Leaving my wild camping spot 30 kms past Chuqicara, today's cycling would take me to near Caraz in Peru. Here's my bike touring blog from the day.
Puncture Repair in Peru
Blog post written in August 2010Bob trailer. A puncture is not normally a problem, but this was a real awkward one.
Not only had the three inch thorn gone through a previous patched hole, but it had also gone through the other side of the inner tube.
This meant partially patching over a previous patch, and also putting another one on the other side.
Patching over old patches is never ideal, and, as I thought, it lasted little more than an hour before it started leaking again.
I tried to stay focused on the scenery as opposed to niggling problems. There's some incredible roads and scenery you get to see here when cycling in Peru!
Another delay as I put a patch over the two previous ones, which I knew had a 50% chance of working. Sure enough, a slow puncture, and I admitted defeat, and replaced the inner tube with the spare I carry.
Sorting out my inner tubes has been added to the list of things I need to do to the bike when I get a few days free!
Should I stay or should I go?
Soon came a stiff 5km ride up to the town of Yaramarca, where things eased a little, although the overall theme was of uphill. At 15.00, and 14 km later, I reached the town of Huallanca, where it would have been ideal to stop.
Fate was not to help me out though. Two places were full, and the remaining hostal wanted silly money for a basic room. A bit low on cash, and unsure when the next ATM machine would come along, I decided to press on.
Cycling the Canon del Pato
This was not particularly well judged on my part. A tough uphill section began, winding its way up past the Duke Electric Company facilities, and into the beginning of a section called the Canon del Pato, or canyon of ducks.
Should have been renamed the Canon sin Pato, as I didn’t see any!

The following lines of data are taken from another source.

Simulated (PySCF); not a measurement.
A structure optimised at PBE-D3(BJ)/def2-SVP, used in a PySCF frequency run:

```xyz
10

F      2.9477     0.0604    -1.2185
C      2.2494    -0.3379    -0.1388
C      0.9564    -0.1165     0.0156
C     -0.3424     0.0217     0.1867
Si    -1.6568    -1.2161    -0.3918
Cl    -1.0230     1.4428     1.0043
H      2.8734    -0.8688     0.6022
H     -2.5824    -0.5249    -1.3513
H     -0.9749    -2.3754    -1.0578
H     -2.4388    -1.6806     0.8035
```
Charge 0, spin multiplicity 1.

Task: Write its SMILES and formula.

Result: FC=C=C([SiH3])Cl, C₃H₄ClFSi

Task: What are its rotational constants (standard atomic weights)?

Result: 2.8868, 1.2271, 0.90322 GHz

This section of road is noted for the tunnels, numbering 35 (ish) in all which stretch through a 10 km distance. Of varying lengths, they were quite fun to cycle through, especially without lights (kids, don’t try that at home).
Quite nerve racking when you meet a bus midway through the longest one, and you are not sure if it has seen you or not!
It was getting quite late at this point, and although a paved road started just after the tunnels had finished, I stood no chance to get to Caraz.
Finding somewhere reasonably out of the way, I pushed my bike out of view of the road, and called it a day.